How to use the causaloptim Shiny app to analyze graphs

library(causaloptim)

Run the Shiny application like so. The result is assigned to an objected called results so that you can save the results that are produced in the web interface.

results <- specify_graph()

A new window in your system’s default web browser is opened with the following interface:

Startup
Startup

The instructions at the top provide details on how to specify the graph. The graph is divided into a left side and a right side. There is no confounding allowed between the left and right sides. All variables on the right side are confounded. Connections between the left and right sides must originate from the left. I.e, no connections from the right to left are allowed. On the left side, arbitrary connections are allowed and the model assumes that all nodes are observed and connected. On the right side, unmeasured variables are allowed, and the procedure assumes unmeasured confounding between all nodes. These restrictions ensure that the problem can be solved analytically using linear optimization.
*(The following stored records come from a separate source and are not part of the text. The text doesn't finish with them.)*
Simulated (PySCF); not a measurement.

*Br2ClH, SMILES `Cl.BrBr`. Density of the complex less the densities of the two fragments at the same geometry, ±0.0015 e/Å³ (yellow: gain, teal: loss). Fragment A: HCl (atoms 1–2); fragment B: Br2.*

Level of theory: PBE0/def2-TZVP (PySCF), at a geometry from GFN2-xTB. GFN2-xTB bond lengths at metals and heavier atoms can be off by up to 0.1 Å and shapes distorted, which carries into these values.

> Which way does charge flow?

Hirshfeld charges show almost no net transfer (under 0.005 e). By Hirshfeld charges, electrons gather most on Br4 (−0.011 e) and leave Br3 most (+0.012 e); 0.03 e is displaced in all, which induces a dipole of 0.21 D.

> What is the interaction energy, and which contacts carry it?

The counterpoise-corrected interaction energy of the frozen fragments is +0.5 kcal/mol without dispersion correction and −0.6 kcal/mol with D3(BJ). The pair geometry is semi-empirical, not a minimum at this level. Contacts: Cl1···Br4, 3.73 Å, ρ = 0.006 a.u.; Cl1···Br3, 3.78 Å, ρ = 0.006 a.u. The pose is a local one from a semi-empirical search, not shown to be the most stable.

In the main window below the text, Shift+click to add nodes. When a node is added, you are prompted to give it a name. Make sure that you use a valid R variable name, but without underscores. This means it cannot start with a number, and cannot contain spaces, underscores or special characters. Single capital letters are good choices, possibly with trailing numbers.

Naming nodes
Naming nodes

Click on an existing node to select it, and shift+click on a node to change the name. Shift+drag to connect nodes. Remember than no edges may go from the right side to the left side. Click a node to select and then press ‘u’ to mark it as unobserved/latent. Select a node and press a digit to set that number of possible categorical values (all variables default to binary), or press ‘c’ and enter a number into the prompt. Click to select nodes/edges and press ‘d’ to remove. If there are problems selecting nodes, try restarting your browser.

Connections
Connections

Once we have our graph specified, we can optionally make some annotations. You may specify the outcome of interest, and the exposure of interest. Select the outcome node and press ‘y’ to mark it as the outcome of interest, and then select the exposure node and press ‘e’ to mark it as the exposure of interest. The default causal contrast is the total effect. The exposure will be colored blue, and the outcome colored red.

Final graph
Final graph

We now have a graph specified that is ready to be analyzed. Optionally, click an edge and press ‘m’ to enforce monotonicity for that connection. If you are ready to analyze the object click on the “Press to analyze the graph button”. The program interprets the graph, converts it to an igraph object with annotations, and prints the result from R. Inspect the resulting graph carefully so that you understand what is being analyzed. Note that if a side contains at least two variables then a confounder has been automatically added for them.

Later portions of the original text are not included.